In February 2020, the carbon isotope delta value of (δ13CVPDB) 19-norandrosterone (19-NA) has been added to the MX017 certificate. The new property value (δ13CVPDB of 19-NA) is traceable to the VPDB reference via the NMIA MX018 steroid carbon isotopic reference materials normalised by two secondary isotopic reference materials IAEA-CH-6 (sucrose) and IAEA-CH-7 (polyethylene). The reference value, δ13CVPDB -29.82 ± 0.41 , was determined using 36 bottles of MX017 analysed in five batches of experiments. The combined standard uncertainties of the reference value was expanded with a coverage factor of 2.0 to provide a 95% level of confidence.
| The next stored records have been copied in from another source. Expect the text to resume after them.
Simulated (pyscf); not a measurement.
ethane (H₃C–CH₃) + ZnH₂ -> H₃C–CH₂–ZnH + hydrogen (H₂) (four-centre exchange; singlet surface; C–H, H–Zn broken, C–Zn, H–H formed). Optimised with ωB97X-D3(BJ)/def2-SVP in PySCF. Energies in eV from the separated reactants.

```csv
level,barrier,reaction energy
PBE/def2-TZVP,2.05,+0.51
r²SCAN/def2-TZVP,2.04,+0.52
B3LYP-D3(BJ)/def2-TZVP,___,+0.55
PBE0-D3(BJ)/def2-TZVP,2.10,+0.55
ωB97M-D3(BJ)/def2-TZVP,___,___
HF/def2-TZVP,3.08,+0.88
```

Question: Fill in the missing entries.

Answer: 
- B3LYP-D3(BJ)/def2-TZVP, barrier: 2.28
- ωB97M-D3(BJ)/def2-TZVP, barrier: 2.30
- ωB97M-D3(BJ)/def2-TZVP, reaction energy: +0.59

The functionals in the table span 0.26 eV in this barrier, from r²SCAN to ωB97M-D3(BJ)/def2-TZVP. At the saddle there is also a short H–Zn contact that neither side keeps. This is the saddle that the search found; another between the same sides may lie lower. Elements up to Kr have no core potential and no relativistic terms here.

Analysis was performed on 20 mL of reconstituted urine CRM (MX017) after hydrolysis with β-glucuronidase (E.colie). Free steroids were extracted into hexane and purified by two-dimensional HPLC. In-house quality control samples including water spikes, matrix spikes and solvent standards were included to monitor fractionation due to sample transformation procedures. The purified fractions were dried and reconstituted in cyclohexan/2-propanol (4:1) for anaylis by GC-C-IRMS. The identical treatment priniciples was followed to ensure samples and calibration soltions were combusted and transferred the same way into the IRMS. Each samples was injected twice in a randomised order bracketed by calibration standards. Frequent bracketing of the test samples with calibration solutions allowed any drift in the instrument to be fully captured. An approximate δ-value of the internal working gas was used to calculate all raw δ-values for samples and standards. A multi-point isotopic bracketing calibration approach was adopted to normalise all the measured δ-values of samples using steroid isotopic CRM mixtures NMIA MX018-1 and MX018-3. A linear regression line (R2> 0.99) fitted through the measured and the reference delta values from the eight steroid compounds, in the two calibration mixtures, allowed the measured δ-values of 19-norandrosterone in the MX017 to be normalised to δ13CVPDB the VPDB scale (Figure 1). The multi-point steroid isotopic calibration approach has allowed the property value to be assigned with ower uncertainty than the measurement approach employing calibrated reference gas.